Question

The mean and standard deviation of a random sample of n measurements are equal to 34.5 and 3.4, respectively.A. Find a 95 % confidence interval for μ if n=49.B. Find a 95% confidence interval for μ if n=196.C. Find the widths of the confidence intervals found in parts a and b.D. What is the effect on the width of a confidence interval of quadrupling the sample size while holding the confidence coefficient fixed?1. Quadrupling the sample size while holding the confidence coefficient fixed decreases the width of the confidence interval by a factor of 4.2. Quadrupling the sample size while holding the confidence coefficient fixed increases the width of the confidence interval by a factor of 2.3. Quadrupling the sample size while holding the confidence coefficient fixed increases the width of the on confidence interval by a factor of 4.4. Quadrupling the sample size while holding the confidence coefficient fixed does not affect the width of the confidence interval.5. Quadrupling the sample size while holding the confidence coefficient fixed decreases the width of the confidence interval by a factor of 2.

Answer 1

a. The 95% confidence interval for the mean is (33.52, 35.48).

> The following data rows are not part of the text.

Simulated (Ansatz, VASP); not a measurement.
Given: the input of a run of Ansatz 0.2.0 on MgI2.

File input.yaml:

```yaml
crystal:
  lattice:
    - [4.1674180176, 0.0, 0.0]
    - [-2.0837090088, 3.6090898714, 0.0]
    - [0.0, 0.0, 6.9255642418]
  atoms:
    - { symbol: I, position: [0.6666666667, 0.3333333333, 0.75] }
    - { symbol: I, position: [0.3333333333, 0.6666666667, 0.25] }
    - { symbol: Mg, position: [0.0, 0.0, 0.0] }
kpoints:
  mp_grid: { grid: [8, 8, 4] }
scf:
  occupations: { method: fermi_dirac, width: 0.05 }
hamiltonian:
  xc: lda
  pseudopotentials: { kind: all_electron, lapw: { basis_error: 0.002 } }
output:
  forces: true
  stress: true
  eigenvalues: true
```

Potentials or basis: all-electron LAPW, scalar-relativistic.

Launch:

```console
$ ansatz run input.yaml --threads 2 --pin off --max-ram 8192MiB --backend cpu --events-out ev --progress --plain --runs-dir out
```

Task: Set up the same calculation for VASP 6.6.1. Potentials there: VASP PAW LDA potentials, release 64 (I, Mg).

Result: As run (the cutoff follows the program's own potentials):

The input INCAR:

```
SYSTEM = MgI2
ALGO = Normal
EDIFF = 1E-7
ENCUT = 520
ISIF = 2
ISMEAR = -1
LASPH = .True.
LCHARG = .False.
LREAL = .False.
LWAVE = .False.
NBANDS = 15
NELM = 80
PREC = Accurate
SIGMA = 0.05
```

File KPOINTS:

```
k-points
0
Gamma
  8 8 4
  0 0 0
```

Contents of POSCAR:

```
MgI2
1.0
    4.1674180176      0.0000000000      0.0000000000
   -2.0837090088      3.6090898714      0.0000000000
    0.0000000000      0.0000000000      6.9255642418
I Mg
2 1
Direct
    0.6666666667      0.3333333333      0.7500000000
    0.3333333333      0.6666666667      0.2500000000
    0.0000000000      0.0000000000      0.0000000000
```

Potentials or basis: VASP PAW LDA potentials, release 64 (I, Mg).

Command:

b. The 95% confidence interval for the mean is (34.02, 34.98).

c. n=49 ⇒ Width = 1.95

n=196 ⇒ Width = 0.96

Note: it should be a factor of 2 between the widths, but the different degrees of freedom affects the critical value for each interval, as the sample size is different. It the population standard deviation had been used, the factor would have been exactly 2.

d. 5. Quadrupling the sample size while holding the confidence coefficient fixed decreases the width of the confidence interval by a factor of 2.

Explanation:

a. We have to calculate a 95% confidence interval for the mean.

The population standard deviation is not known, so we have to estimate it from the sample standard deviation and use a t-students distribution to calculate the critical value.

The sample mean is M=34.5.

The sample size is N=49.

When σ is not known, s divided by the square root of N is used as an estimate of σM:

`s_M=(s)/(√(N))=(3.4)/(√(49))=(3.4)/(7)=0.486`

The degrees of freedom for this sample size are:

`df=n-1=49-1=48`

The t-value for a 95% confidence interval and 48 degrees of freedom is t=2.011.

The margin of error (MOE) can be calculated as:

`MOE=t\cdot s_M=2.011 \cdot 0.486=0.98`

Then, the lower and upper bounds of the confidence interval are:

`LL=M-t \cdot s_M = 34.5-0.98=33.52\\\\UL=M+t \cdot s_M = 34.5+0.98=35.48`

The 95% confidence interval for the mean is (33.52, 35.48).

b. We have to calculate a 95% confidence interval for the mean.

When σ is not known, s divided by the square root of N is used as an estimate of σM:

`s_M=(s)/(√(N))=(3.4)/(√(196))=(3.4)/(14)=0.243`

The degrees of freedom for this sample size are:

`df=n-1=196-1=195`

The t-value for a 95% confidence interval and 195 degrees of freedom is t=1.972.

The margin of error (MOE) can be calculated as:

`MOE=t\cdot s_M=1.972 \cdot 0.243=0.48`

Then, the lower and upper bounds of the confidence interval are:

`LL=M-t \cdot s_M = 34.5-0.48=34.02\\\\UL=M+t \cdot s_M = 34.5+0.48=34.98`

The 95% confidence interval for the mean is (34.02, 34.98).

c. The width of the intervals is:

`n=49\rightarrow UL-LL=33.52-35.48=1.95\\\\n=196\rightarrow UL-LL=34.02-34.98=0.96`

d. The width of the intervals is decreased by a factor of √4=2 when the sample size is quadrupled, while the others factors are fixed.